Two's company. A few words on food, drink and little adventures! @atablefortwoLDN
Tapas in Britain is shit. In fact most of it outside of small Spanish towns and cities is. Although there’s a good reason why it’s no good in Britain. As a nation we’re bound by three structured meals, the closest idea of casual snack-type dining was having a Ploughman’s at a pub. Following it’s Italian cousin, tapas tried to make the same leap across the Channel but fell short of delivering authenticity. Instead, we were left with La Tasca’s sweaty manchego and numerous olive oil soused grottos eponymously titled ‘La Bodega’. Most practised the great art of how many variations they can get out of the holy trinity – Bread, Ham & Cheese. Mediterranean visitors would cry ‘Britain can’t do tapas properly’ but in fact tapas can’t do Britain.
Thankfully there’s been a tapas renaissance of late. Brindisa, the marvellous Jose and Barrfina are all leading the way. Although, Opera Tavern could easily be a noteworthy trailblazer. Above the rest, Opera Tavern has a fantastic formula that makes it very appealing. The menu is refined and thankfully goes beyond the later ‘holy trinity’. You can dine like a king or as modestly as you like. Sit amongst the gaggle at the bar or sit snuggly amongst other dinners at the tables (much like its neighbour Mishkins, it is intimate on space). The wine list is broad and far from intimidating, with only three mentions of the damned Rioja. The staff are conscientious, efficient and will happily divulge their personal recommendations with confidence and vigour.
Inside they’ve gone some way in gesturing towards a ‘tavern’ aesthetic without falling into the traps of filling the place with agricultural tat. It’s casually lit and the atmosphere reflects comfort and ease. Much like the wine list the menu is reduced to its bare bones, with some fantastic vibrant choices. For those of the autonomous dinning habit there is safety in the set-menu (for over seven people). We would have to recommend ordering freely, although guidance is offered by the eloquent staff.
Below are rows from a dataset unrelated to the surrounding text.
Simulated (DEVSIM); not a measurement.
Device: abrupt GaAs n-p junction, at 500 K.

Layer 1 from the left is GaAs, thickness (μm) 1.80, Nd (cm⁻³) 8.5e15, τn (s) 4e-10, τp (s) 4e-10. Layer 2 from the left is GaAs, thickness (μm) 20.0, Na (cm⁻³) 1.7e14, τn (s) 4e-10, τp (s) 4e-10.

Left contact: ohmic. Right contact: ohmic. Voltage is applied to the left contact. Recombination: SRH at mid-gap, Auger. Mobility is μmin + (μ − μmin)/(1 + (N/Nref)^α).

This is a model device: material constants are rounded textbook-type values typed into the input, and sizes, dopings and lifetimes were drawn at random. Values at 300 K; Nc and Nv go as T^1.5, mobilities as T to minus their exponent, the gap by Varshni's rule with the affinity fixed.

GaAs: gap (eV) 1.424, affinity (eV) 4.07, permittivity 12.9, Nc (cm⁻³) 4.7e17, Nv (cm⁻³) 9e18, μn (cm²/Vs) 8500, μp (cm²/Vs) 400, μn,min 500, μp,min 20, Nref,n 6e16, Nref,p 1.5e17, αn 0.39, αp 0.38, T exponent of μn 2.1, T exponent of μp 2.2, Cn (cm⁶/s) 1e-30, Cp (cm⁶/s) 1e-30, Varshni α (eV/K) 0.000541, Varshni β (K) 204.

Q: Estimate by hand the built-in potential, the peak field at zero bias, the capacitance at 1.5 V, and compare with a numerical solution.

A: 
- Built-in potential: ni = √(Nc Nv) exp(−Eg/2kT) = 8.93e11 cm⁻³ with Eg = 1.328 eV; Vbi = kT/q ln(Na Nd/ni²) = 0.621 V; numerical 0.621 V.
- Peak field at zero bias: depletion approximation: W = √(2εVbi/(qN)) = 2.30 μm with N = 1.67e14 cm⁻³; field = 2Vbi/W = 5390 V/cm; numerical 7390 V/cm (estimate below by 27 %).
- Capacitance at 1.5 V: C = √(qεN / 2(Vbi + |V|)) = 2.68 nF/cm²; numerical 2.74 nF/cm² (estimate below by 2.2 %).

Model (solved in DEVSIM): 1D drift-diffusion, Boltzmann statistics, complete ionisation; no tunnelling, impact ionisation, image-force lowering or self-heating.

Without a doubt the Mini Ibérico Pork and Foie Gras Burger are as good as they sound, without promising a bout of gout after eating them. Pigs ears and of course padron peppers are a must too. Whispered on the streets of the West End is how they’ve sexed up the humble scotch egg, the Morcilla Scotch Egg is hauntingly fantastic. Breaking the deluge of meat we added Chargrilled Octopus with Chickpea Fritter, Red Pepper and Mojo Verde to the table. Notoriously hard to cook, this octopus was executed perfectly. Another dish that brought so much joy were the Stuffed Courgette Flowers. This dish combined all that your taste buds might desire all wrapped up in a flower.
Boasting such an accomplished menu it would prove too good to be true if the deserts carried on the same high notes. we were happily proven wrong. The Panna Cotta with Apple, Chestnut Crumble and Yoghurt Sorbet was silky and a perfect finish to the evening.
Opera Tavern is a true favourite. Go and go a lot.